Topological insulators have gapless surface states that are 'topologically protected.' What does this protection mean concretely?
AThe surface states have infinite lifetime
BNo perturbation that preserves time-reversal symmetry can open a gap in the surface states. You could add disorder, change the surface chemistry, or deform the lattice — as long as time-reversal symmetry is maintained and the bulk gap doesn't close, the surface states persist. This is because they are mandated by the nontrivial Z₂ topology of the bulk bands, not by any specific surface condition
CThe surface states are protected by the crystal symmetry of the surface
DProtection means the states cannot carry current
The protection is topological: the bulk has a Z₂ invariant ν = 1, which requires an odd number of gapless surface Dirac cones. Gapping these states requires either breaking time-reversal symmetry (e.g., with a magnetic field or magnetic impurities) or closing the bulk gap (destroying the topological phase). This is the bulk-boundary correspondence: the topological character of the bulk mathematically requires protected boundary states. Non-magnetic disorder scatters surface electrons but cannot open a gap because time-reversal symmetry forbids backscattering between the Kramers pair of surface states.

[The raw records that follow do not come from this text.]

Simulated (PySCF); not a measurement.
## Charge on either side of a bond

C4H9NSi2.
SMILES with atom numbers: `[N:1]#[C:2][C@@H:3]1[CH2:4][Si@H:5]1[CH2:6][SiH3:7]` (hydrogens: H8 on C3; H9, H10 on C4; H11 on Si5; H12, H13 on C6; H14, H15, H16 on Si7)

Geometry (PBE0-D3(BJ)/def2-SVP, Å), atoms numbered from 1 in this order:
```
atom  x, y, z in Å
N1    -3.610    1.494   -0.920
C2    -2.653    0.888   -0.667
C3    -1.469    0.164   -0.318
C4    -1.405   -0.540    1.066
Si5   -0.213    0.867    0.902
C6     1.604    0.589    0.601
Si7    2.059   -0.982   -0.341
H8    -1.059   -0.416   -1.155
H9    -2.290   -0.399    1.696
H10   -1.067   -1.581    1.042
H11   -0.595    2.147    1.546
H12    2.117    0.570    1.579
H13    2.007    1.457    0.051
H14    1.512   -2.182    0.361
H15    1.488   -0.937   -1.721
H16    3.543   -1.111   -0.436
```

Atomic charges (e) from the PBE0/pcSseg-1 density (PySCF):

Question 2 Multiple Choice
In the surface states of a 3D topological insulator, the electron's spin is locked perpendicular to its momentum (spin-momentum locking). What physical consequence does this have for backscattering?
ABackscattering is enhanced because spin-flip processes are common
BBackscattering (k → -k) requires a simultaneous spin flip (because the spin at -k is opposite to the spin at k). Non-magnetic impurities cannot flip spin, so they cannot backscatter — only forward scattering is allowed. This suppresses localization and gives the surface states unusually robust conductance
CSpin-momentum locking has no effect on scattering
DBackscattering is forbidden for all types of impurities
On the surface Dirac cone, an electron moving in direction k has spin perpendicular to k (say, spin-up for rightward motion). The time-reversed state at -k has the opposite spin (spin-down). A non-magnetic scatterer conserves spin, so it cannot scatter from the k state to the -k state — this would require flipping the spin. Only magnetic impurities, which break time-reversal symmetry, can cause backscattering. This is why topological surface states are 'protected' against non-magnetic disorder: the very thing that would localize ordinary surface states (backscattering) is forbidden by the spin structure.
Question 3 True / False
Bi₂Se₃ is a 3D topological insulator with a single Dirac cone on each surface. Graphene also has Dirac cones. What makes the topological insulator surface fundamentally different from graphene?
TTrue
FFalse
Answer: True
The difference is fundamental but the question needs clarification. Graphene has TWO Dirac cones (at K and K' points), which can hybridize and be gapped by perturbations that couple the valleys. The Bi₂Se₃ surface has a SINGLE Dirac cone — an odd number is the topological signature. A single Dirac cone cannot be gapped by any time-reversal-preserving perturbation (the fermion doubling theorem says a single Dirac cone cannot exist in a purely 2D system — it can only exist as the boundary of a 3D topological insulator). Additionally, the TI surface Dirac cone has spin-momentum locking, which graphene's cones do not.
Question 4 Short Answer
Explain why topological insulators require strong spin-orbit coupling and why most known TIs contain heavy elements like Bi, Sb, Se, Te.
Think about your answer, then reveal below.
Model answer: In a topological insulator, the band inversion that creates the nontrivial Z₂ topology is driven by spin-orbit coupling (SOC). SOC modifies the band ordering: in a normal insulator, the conduction and valence bands have a 'natural' ordering determined by atomic orbitals. Strong SOC can invert this ordering at certain k-points (typically the Γ point), swapping the character of the bands. If the inversion changes the Z₂ invariant from 0 to 1, the material becomes topological. Heavy elements have large SOC (scaling as Z⁴ for hydrogen-like atoms) because their electrons move faster near the highly charged nucleus. Bismuth (Z = 83), antimony (Z = 51), selenium (Z = 34), and tellurium (Z = 52) provide the strong SOC needed for band inversion while maintaining a sizable bulk gap.
This is a design principle for finding new TIs: look for materials with heavy elements (large SOC), small fundamental gaps (easier to invert), and band structures where SOC inverts the orbital character. Density functional theory calculations have successfully predicted many TIs before experimental confirmation.